Set to a humble groove that only grows more intoxicating with every passing moment it occupies the air around us, Rock Hearts’ cover of “99 Year Blues,” originally recorded nearly a half-century ago by rockers Hot Tuna, is just the right cocktail to get this started right in their debut album Starry Southern Nights. Hitting record store shelves the day before Halloween 2020, Starry Southern Nights joins a crowded pool of awesome bluegrass debuts this season, but with songs like this one, an Osbourne Brothers cover in “Don’t Let Smokey Mountain Smoke Get in Your Eyes” and its namesake third single/video combo, it proves strong enough to put Rock Hearts on the map with critics and listeners around the globe.

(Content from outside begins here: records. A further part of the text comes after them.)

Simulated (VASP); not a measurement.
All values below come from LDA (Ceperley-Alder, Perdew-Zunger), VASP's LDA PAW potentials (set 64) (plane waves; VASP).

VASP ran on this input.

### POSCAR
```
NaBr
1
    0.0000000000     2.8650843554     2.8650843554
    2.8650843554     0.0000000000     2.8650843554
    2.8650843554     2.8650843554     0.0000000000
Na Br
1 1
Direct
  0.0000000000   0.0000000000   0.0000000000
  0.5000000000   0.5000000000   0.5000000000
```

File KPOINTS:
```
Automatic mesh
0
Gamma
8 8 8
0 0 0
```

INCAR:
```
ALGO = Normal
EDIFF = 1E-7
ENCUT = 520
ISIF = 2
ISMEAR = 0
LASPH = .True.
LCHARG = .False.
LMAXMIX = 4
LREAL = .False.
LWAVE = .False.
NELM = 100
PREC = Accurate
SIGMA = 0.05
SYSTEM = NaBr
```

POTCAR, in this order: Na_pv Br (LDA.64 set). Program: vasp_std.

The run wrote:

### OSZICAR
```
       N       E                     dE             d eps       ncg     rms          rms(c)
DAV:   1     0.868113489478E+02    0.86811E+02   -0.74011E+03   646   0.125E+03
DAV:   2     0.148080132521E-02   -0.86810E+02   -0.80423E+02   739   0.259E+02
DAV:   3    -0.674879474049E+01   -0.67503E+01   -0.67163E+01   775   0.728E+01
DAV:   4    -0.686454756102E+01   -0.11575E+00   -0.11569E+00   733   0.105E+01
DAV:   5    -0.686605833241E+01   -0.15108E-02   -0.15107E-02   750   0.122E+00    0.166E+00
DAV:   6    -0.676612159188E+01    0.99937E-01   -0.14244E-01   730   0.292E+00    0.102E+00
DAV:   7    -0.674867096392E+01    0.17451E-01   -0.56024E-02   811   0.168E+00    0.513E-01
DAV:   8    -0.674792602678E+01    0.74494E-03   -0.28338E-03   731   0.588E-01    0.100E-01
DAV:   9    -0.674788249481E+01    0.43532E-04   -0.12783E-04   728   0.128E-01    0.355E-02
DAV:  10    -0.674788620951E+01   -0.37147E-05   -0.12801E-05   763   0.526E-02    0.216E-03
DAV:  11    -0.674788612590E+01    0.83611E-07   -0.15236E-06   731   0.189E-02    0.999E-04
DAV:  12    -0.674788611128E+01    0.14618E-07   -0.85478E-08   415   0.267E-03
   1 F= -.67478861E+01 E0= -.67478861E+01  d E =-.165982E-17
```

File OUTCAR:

While I really like the cover material that the band selected for this debut, the original content is the true bread and butter of their sound, and producer Ned Luberecki seemingly went out of his way to make sure that it got the crispest presentation possible in tracks like “Whispering Waters.” While this tune is sporting a little more punch than those around it, the decadent stylization of its grand string play never gets lost in translation – on the contrary, I would say that it comes to define the mood of the song and every second of music that follows. Detail tends to be more important to the bluegrass elite than it is any other musicians in the western pop lexicon, and if you didn’t believe this before, you will after giving Rock Hearts’ debut a half hour of your time.
“Juxtaposed” is the quintessential instrumental that every bluegrass album needs to feel complete, but it doesn’t overshadow the compositional – and specifically lyrical – depth of the next song in the tracklist, the striking and multifaceted “Don’t Take It Too Bad.” This composition can’t decide whether it’s a country-folk number or a balladic patch of ‘grass, but in either case it winds up being one of the more affective songs on the latter half of the LP. “Wake up and Smell the Coffee” is probably the only track that I would outright describe as being a little conventional compared to what the other songs consist of, but all in all, there isn’t a single piece of material here that comes even close to being what I would deem filler as a professional music critic.
Starry Southern Nights comes to an end with one last bastion of urgent swing in the form of “Stagger Lee,” which runs a little over three minutes but feels like the sort of jam that could last well over twenty minutes if performed in front of the right crowd. Bluegrass listeners of all kinds need to make a note of what Rock Hearts are up to in this debut if for no other reason than to treat themselves to some of the sweetest rookie sounds available in 2020 this fall, and if you don’t believe me now, one session spent with the eight songs in Starry Southern Nights should have you singing quite a different tune indeed.